The work of maintaining a kernel tree
As mentioned in the previous discussion on bisection, Fedora maintains a series of patches on top of the kernel.org kernel (Kernel jargon: if you here something referred to as “vanilla kernel” it’s referring to a kernel from kernel.org without any additional patches). The patch count for rawhide as of this post was ~50. In a previous job, the trees I worked on had ~20,000 patches and over 1 million lines of code difference from vanilla. I was significantly less hands on with the maintenance of that 1 million line tree but I still observed how it did and didn’t scale. These certainly represent some of the extremes of trees but ultimately the tasks need to be done to maintain those tree even if how they happen can vary.

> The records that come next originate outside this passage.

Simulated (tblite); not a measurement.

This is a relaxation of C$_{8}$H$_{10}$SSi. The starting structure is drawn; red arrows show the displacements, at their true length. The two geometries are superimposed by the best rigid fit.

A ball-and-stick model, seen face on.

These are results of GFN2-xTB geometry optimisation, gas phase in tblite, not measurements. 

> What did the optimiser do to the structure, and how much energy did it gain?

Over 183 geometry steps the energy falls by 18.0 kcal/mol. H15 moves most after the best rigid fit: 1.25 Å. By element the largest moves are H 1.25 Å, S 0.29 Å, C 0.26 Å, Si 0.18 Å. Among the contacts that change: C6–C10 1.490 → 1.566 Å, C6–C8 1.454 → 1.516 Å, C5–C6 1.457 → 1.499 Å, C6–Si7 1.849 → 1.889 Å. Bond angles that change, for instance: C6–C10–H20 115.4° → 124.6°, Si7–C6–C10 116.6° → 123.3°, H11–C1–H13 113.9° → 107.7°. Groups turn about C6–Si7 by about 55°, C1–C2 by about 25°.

Adding a patch that was written for a tree specifically is one of the easier tasks. For Fedora, one of the maintainers copies the patch into the pkg-git directory, updates the spec file, and pushes the git branch. This works for Fedora because we have a relatively low rate of patches coming in directly. As the number of contributors to a tree grows, having individual maintainers do this work becomes harder and harder. Maintainers now have to do this work multiple times and make sure the individual patches that are being merged don’t conflict with each other. One solution can be to switch to a continuous integration system coupled with a review system like gerrit. Of course, then you need people to do the work of maintaining that CI system. (Running a CI system can be a thankless job. Thank you to all who do this work. Have you thanked your DevOps today?)
Inevitably, it will be necessary to bring in a patch or feature that wasn’t written against your branch. Backport time! Sometimes the feature will apply cleanly to the branch without any conflicts. Commonly though, patches will not and then the maintainer needs to figure out what to do. Conflict resolution requires thought about the code. The thoughts that are going through my head when I’m trying to do a backport include:
- Which part of the code has the conflict?
- What's actually changed to introduce the conflict?
- Is this a feature addition or a bug fix?
- Am I dropping parts of the code? If so, what am I dropping?
- Is this changing code flow? structures? #defines?
- Can I take both parts? Just one? Which one?
- Will this change affect any other parts of the code base?
- What is the patch I'm trying to apply actually doing?
That last point is the most important. Individuals who are working on backports need to have some degree of familiarity with the the code base. Without that familiarity, it’s difficult to ensure that the applied patch is still doing the same thing. Even with familiarity it’s still easy to get wrong (I once did a backport improperly and introduced a page accounting bug that went unnoticed for months). The bigger the difference between the patch base and tree, the more work is required to bring it in. Backports are necessary but are not cheap or risk free.
Eventually the time may come to bring a branch to a new kernel version. The ultimate goal is to have a tree on the kernel you want with the features you want with the git history you want. This leaves a lot of options open as to how you produce a tree which meets those requirements. If you’re lucky, some of the patches in the tree will already be present in the new kernel which means they no longer need to be maintained. Inevitably, some of the patches are not yet upstream which means that conflicts for each patch/file must be worked through via the backport logic. Once all conflicts are resolved, new features in the kernel need to be evaluated. A Fedora major rebase can take about a day or two depending on conflicts and the type. Rawhide typically takes an hour or two during the merge window, less during -rc times. A tree with lots of out of tree patches and drivers can take weeks to get compiling and then more weeks to test and verify.
What’s the conclusion here? Maintaining kernel trees and branches takes developer effort and time. This work can easily fill a full time job. Getting code into the mainline reduces some of the maintenance burden for upgrading to a new kernel version. For some trees though there may always be patches which need to be carried. Ultimately, branch work is a trade off of changing the code base for features/fixes vs. not changing and spending that development time elsewhere. For companies that have their own trees, throw in some buzzwords when having this discussion (“business need”, “value add”, “deliverables”, “customer ask”, “resources”). The two sides are constantly at odds and it only gets worse the older the branch gets. Human problems are the hardest to solve in technology.